Roman Polanski's latest film is bound to be interpreted in the context of the director's life, which I have commented on before: I will leave others to speculate about whether it is connected however. Partly this is because the film was completed before Mr Polanski was thrown in a Swiss jail, partly because this is an interesting piece of work in its own light without any of the outside scandal. The Ghost Writer is about a character, played by Ewan McGregor, who is invited to ghost write the memoirs of a British Prime Minister, Adam Lang. Lang is loosely modelled on Tony Blair (there are references to Halliburton, Condi Rice, Cheri Blair, Robin Cook and others scattered through it) and has the same loose charisma, easy charm and non-political background. Like Blair at Oxford, Lang at Cambridge was by his own account more interested in girls than politics and for Blair's pop music, we are tempted to read Lang's theatre. The ghost writer is brought in because his predecessor- loosely modelled on Alistair Campbell- has died under suspicious circumstances. His job is to finish the memoirs, but he soon turns to investigating why the other man died.
All this takes place against another kind of background. From the first moment we meet Lang, almost, we are aware that he is under investigation at the ICC. This adds an atmosphere of confinement to the movie- it also brings the ghost writer to the Lang's complex in America. He has to come in so as to escape the press and unwittingly becomes an actor in the internal domestic dramas of Lang's home. Ruth becomes close to the ghost writer and accuses Mrs Bly of being Lang's mistress. Her intelligence is one of the features of the film. Lang himself is around but not there, the household is left to his wife, the ghost and the security men for much of the crucial middle section of the film whilst he travels to Washington to receive support from the American Congress and Administration. Whilst he is gone, the relationships inside the house become more and more intense. Polanski, an old master if nothing else, is able to make the atmosphere seem both wild and confined. McGregor seems to suspect that he is in real danger at many points- cars follow him to a marvellously sinister meeting with a Harvard Professor (played by Tom Wilkinson) and mysterious meetings are arranged in American diners.
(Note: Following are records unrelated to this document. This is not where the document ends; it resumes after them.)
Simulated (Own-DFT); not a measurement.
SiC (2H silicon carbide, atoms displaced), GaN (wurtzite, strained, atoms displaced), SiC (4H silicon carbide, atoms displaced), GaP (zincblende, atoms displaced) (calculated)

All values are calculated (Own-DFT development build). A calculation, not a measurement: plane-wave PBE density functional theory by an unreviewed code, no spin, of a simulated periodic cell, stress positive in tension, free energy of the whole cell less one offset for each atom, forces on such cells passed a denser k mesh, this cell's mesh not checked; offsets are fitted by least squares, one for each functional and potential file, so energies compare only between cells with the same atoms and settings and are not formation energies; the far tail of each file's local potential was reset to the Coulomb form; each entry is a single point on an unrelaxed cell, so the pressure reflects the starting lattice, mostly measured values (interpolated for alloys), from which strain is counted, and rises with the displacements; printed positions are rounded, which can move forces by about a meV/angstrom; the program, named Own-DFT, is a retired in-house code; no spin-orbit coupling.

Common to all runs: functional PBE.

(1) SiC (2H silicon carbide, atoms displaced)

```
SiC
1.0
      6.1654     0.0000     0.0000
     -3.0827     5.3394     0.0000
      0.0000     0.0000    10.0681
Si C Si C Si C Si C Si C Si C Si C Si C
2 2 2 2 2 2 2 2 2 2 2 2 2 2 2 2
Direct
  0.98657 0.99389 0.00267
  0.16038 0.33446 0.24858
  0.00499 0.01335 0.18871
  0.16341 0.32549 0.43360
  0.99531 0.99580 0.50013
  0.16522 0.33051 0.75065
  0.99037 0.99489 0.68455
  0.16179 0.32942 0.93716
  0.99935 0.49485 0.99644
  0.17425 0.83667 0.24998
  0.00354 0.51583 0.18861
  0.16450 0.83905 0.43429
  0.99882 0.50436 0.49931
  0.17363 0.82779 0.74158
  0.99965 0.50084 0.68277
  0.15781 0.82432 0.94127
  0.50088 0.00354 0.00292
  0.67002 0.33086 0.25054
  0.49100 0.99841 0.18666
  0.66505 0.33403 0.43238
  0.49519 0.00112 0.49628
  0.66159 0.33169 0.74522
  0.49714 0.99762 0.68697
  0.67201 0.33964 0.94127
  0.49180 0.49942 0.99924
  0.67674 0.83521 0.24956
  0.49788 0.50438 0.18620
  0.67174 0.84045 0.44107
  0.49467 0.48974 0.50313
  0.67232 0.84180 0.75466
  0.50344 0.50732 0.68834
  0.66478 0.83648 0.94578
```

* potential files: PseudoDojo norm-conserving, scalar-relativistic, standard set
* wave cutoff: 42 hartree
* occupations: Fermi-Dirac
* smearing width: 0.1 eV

What I liked about the film was the narrative thrust, as Roger Ebert says in his review this is a film which is purely a good story told well. The implied contemporary history is of course nonsense and Lang is not Blair: the film does not capture Blair's idealism at all. If I were Cherie Blair, I would be very flattered: Ruth Lang is the most intelligent character in the entire film and Olivia Williams portraying her gives the performance that sticks in your mind most. As a complete fiction though the film still is interesting: it charts a junction between politics and high finance and arms production charted many times before. What is interesting about this is the temptation of that frame to an intelligent man like Polanski: I think it reflects on a second quality which the film does get, the unreality of political life. Political life takes place amongst normal people but at a distance from the rest of us: politicians like Adam Lang inhabit secure complexes with every imaginable luxury. Those luxuries though taste like dirt because of another factor that I think the film does capture.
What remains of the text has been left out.